HSE Guidance Update – HS(G)248 Asbestos: The Analysts’ Guide - changes and implications for the housing sector

This revised guidance from the Health and Safety Executive (HSE), designed to improve asbestos analytical standards, has been eagerly anticipated by suppliers and duty holders alike. Changes in the guidance will present new challenges for all concerned in the course of managing asbestos risk within the housing sector.


Most compliance managers and duty holders will be aware of HS(G)264 Asbestos: The Survey Guide that encompasses the requirements to conduct asbestos surveys, but many will not have heard of HS(G)248 Asbestos: The Analysts’ Guide. However, it influences a range of asbestos compliance activities, from taking samples during surveys and the subsequent laboratory analysis, the need for impartiality between suppliers and to air monitoring during asbestos abatement activities. The following provides a summary of the key changes.

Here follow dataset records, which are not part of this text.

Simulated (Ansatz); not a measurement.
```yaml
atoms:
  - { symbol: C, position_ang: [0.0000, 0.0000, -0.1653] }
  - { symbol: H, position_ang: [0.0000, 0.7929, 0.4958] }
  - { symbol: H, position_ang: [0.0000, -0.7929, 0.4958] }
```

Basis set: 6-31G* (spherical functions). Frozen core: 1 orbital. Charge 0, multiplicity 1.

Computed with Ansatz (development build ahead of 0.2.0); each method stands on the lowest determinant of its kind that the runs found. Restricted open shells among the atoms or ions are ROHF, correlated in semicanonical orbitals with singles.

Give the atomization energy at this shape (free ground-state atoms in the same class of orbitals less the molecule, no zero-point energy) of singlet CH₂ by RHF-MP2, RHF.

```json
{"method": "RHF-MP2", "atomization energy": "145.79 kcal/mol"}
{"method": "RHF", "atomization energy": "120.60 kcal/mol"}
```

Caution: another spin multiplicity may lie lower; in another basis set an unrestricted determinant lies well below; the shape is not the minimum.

Taking samples during a survey

The revised guidance places an emphasis on the sampling of textured coating which will significantly affect the housing sector due to its prolific extent in UK housing stock. Surveying companies will now be required to take two samples per surface reflecting the need for greater robustness in identification.

As a consequence, all forms of asbestos surveys and bulk sampling activities will take longer and potentially cost more. Further consideration will be required for the repair of these sample locations, particularly within domestic units.

There is a new requirement to sample stone, including dolomite, basalt, soapstone, talc, marble and vermiculite, due to historic identification of trace amounts of asbestos. The challenge will be to identify this type of fabric within stock and to work with the asbestos surveying company to minimise damage during sampling activities.

The guidance formerly broaches the subject of dust and wipe samples which has been generally frowned upon for various reasons. The HSE does not recommend this form of sampling technique and they should therefore only be used in very specific scenarios such as quantifying the extent of asbestos contamination.

Analysing the samples after a survey

There is now a greater emphasis on UKAS accredited laboratories to raise standards in asbestos sample analysis taken during surveys. This has already presented significant challenges for suppliers since publication of the revised guidance in July 2021 and laboratories transition to the new guidance in February 2022.

Historically, laboratories have been required to check the results of analysis as part of their quality management system, but the revised guidance goes further and necessitates more checks to improve accuracy. This in itself, may increase the number of positive samples.

Furthermore, the guidance requires analysts to “acquire an additional point” for counting negative samples.  The points-based system controls the numbers of samples an analyst can complete in a working day and this additional point should result in more accurate analysis but will also reduce the number of samples they can complete.

So on one hand, duty holders should expect to have more accurate analysis of asbestos samples, but ‘the rub’ is that there will be delays in survey and sampling reports and additional costs should be expected.

Impartiality between suppliers

The HSE has always advised that licensed asbestos removal contracts (LARCs) are procured separately from the asbestos analysts that provide air monitoring during asbestos abatement projects, and the revised guidance further reinforces this advice.

The benefit of this approach is to raise standards in the “four stage clearance” conducted by the asbestos analysts to facilitate safe reoccupation of the area at the end of the asbestos removal process. Employing the two independent organisations by the client should reduce the chances of collusion between the companies and lessen the pressure placed upon analysts and contractors.

The HSE strongly recommends the separation of the two suppliers and provides some definition as to the possible links between the two which should be checked:

  • Shared ownership of the suppliers
  • Holding companies
  • Common management structures
  • Suppliers that perform a high % of work for one another

The caveat within the guidance is that where there are links between suppliers and this is unavoidable, there is a specific requirement on the analytical company to declare this to duty holders in writing. Best for the client to prompt and record.

Air monitoring on site during asbestos abatement

The revised guidance places greater responsibilities on asbestos analytical companies to audit the work done by their analysts when conducing air monitoring and four stage clearances on site. This is again designed to improve standards. The expectations include:

  • 5% of all four stage clearances are checked “blind” following the visual inspection but before the building is handed back to the duty holder
  • 5% of all completed four stage clearance paperwork, and
  • Every site based analyst to be audited 4 times a year (with a reasonable interval between each)

Duty holders should expect to see more auditors on site and the auditors asking to return to completed projects to audit the work completed by the analysts. It also presents an opportunity to employ third party auditors to independently assure work done by all suppliers.



In summary, compliance managers and duty holders should have an appreciation of HSG248 as it is likely to impact your asbestos management process with possible delays and additional costs. It should however improve standards and the quality of information provided to manage asbestos risks more effectively. If your asbestos surveyors and/or analyst have not raised these changes with you, it maybe prudent to ask them why not?